Nature of Operations Westfield Financial, Inc. (“Westfield Financial,” “we” or “us”) is a Massachusetts-chartered stock holding company and the parent company of Westfield Bank (the “Bank”), a federally chartered stock savings bank (the “Bank”).

The Bank’s deposits are insured to the limits specified by the Federal Deposit Insurance Corporation (“FDIC”).  The Bank operates 11 branches in western Massachusetts and 1 branch in Granby, Connecticut.  The Bank’s primary source of revenue is income from securities and earnings on loans to small and middle-market businesses and to residential property homeowners.

Elm Street Securities Corporation and WFD Securities Corporation, Massachusetts-chartered security corporations, were formed by Westfield Financial for the primary purpose of holding qualified securities.  WB Real Estate Holdings, LLC, a Massachusetts-chartered limited liability company was formed for the primary purpose of holding real property acquired as security for debts previously contracted by the Bank.

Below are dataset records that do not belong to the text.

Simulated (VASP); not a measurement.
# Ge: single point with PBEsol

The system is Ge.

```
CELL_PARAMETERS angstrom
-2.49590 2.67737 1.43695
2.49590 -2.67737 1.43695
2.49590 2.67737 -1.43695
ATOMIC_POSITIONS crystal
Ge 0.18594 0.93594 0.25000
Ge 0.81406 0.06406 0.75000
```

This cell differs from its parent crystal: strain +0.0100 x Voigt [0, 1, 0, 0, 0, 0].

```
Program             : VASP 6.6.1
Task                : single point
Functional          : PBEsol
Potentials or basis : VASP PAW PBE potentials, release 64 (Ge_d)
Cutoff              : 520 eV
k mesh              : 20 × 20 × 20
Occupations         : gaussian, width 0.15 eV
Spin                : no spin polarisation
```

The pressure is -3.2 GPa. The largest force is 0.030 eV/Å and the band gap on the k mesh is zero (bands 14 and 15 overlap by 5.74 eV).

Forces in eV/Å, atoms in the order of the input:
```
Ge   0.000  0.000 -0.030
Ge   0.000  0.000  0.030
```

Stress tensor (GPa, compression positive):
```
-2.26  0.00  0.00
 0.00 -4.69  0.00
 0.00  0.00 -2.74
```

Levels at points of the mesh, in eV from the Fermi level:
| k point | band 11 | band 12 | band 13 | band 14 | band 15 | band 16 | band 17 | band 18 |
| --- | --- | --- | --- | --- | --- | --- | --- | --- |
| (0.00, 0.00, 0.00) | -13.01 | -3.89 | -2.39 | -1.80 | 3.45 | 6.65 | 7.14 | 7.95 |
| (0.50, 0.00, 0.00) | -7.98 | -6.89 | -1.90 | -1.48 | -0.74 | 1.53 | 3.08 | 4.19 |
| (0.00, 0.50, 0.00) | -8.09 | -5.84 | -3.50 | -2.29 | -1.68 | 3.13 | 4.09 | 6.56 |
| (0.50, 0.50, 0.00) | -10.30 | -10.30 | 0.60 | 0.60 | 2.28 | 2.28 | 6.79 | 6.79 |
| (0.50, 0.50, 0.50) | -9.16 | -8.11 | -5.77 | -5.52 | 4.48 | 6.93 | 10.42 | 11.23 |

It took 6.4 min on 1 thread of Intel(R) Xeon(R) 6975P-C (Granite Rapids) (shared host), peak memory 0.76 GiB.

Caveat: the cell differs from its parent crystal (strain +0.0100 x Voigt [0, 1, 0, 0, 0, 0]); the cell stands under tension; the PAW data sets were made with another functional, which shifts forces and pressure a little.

Principles of Consolidation – The unaudited consolidated financial statements include the accounts of Westfield Financial, the Bank, Elm Street Securities Corporation, WB Real Estate Holdings, LLC and WFD Securities Corporation.  All material intercompany balances and transactions have been eliminated in consolidation.

Estimates – The preparation of unaudited consolidated financial statements in conformity with accounting principles generally accepted in the United States of America (“U.S. GAAP”) requires management to make estimates and assumptions that affect the reported amounts of assets and liabilities, the disclosure of contingent assets and liabilities and the reported amounts of income and expenses for both at the date of the unaudited consolidated financial statements.  Actual results could differ from those estimates.  Estimates that are particularly susceptible to significant change in the near-term relate to the determination of the allowance for loan losses, other-than-temporary impairment of securities, and the valuation of deferred tax assets.

Basis of Presentation – In the opinion of management, the accompanying unaudited consolidated financial statements contain all adjustments (consisting only of normal recurring adjustments) necessary for a fair presentation of our financial condition as of June 30, 2013, and the results of operations, changes in shareholders’ equity and cash flows for the interim periods presented.  The results of operations for the three and six months ended June 30, 2013 are not necessarily indicative of the results of operations for the year ending December 31, 2013.  Certain information and disclosures normally included in financial statements prepared in accordance with U.S. GAAP have been omitted pursuant to the rules and regulations of the Securities and Exchange Commission.

These unaudited consolidated financial statements should be read in conjunction with the audited consolidated financial statements as of and for the year ended December 31, 2012, included in our Annual Report on Form 10-K for the year ended December 31, 2012 (the “2012 Annual Report”).

Reclassifications - Amounts in the prior period financial statements are reclassified when necessary to conform to the current year presentation.